Multiplying on the right by $A_1-a_1p$, one gets
$$
K=bp\quad\text{with}\quad K=A_2-HA_1\quad\text{and}\quad b=a_2-Ha_1.
$$
Recall that $K=(K_{ij})_{1\leqslant i,j\leqslant3}$ is a $3\times3$ matrix, $b=(b_i)_{1\leqslant i\leqslant3}$ is a $3\times1$ (column) vector and one looks for a $1\times3$ (line) vector $p=(p_j)_{1\leqslant j\leqslant 3}$.
That is, $K=bp$ is a shorthand for the condition that
$K_{ij}=b_ip_j$ for every $(i,j)$. Thus, $K=bp$ is solved by
$$
p_j=K_{ij}/b_i
$$
for every $(i,j)$ if $K_{ij}/b_i$ does not depend on $i$, and has no solution otherwise. Recall finally that, by definition,
$$
K_{ij}=(A_2)_{ij}-\sum\limits_{k=1}^3H_{ik}(A_1)_{kj}\quad\text{and}\quad b_i=(a_2)_i-\sum\limits_{k=1}^3H_{ik}(a_1)_k.
$$
Edit (This is due to @David Mitra in a comment.)

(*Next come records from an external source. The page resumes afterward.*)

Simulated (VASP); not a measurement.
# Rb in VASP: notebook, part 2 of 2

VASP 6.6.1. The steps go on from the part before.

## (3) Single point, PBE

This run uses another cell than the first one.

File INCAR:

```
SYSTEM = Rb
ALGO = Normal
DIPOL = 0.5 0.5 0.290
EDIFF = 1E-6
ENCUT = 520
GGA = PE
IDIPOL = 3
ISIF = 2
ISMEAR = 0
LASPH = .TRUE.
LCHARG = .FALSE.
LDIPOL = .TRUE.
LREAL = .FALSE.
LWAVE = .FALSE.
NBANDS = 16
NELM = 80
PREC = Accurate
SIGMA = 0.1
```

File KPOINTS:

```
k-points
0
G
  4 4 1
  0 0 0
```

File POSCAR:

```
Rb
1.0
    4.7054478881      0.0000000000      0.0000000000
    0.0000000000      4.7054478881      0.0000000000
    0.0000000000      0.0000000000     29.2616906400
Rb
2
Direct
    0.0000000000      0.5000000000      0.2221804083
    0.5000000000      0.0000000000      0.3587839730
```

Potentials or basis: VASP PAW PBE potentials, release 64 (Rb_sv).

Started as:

Drawing the matrices $K$ and $bp$ may help to see what is going on:
$$
\underbrace{
\left[
\matrix {K_{11} & K_{12}& K_{13}\cr K_{21}& K_{22}& K_{23}\cr K_{31}& K_{32}& K_{33}\cr } \right]}_{K=A_2-HA_1}=
\underbrace{
\left[
\matrix { b_1p_1& b_1p_2& b_1p_3 \cr b_2p_1& b_2p_2& b_2p_3 \cr b_3p_1& b_3p_2& b_3p_3 \cr } \right]}_{bp=(a_2-Ha_1)p }.
$$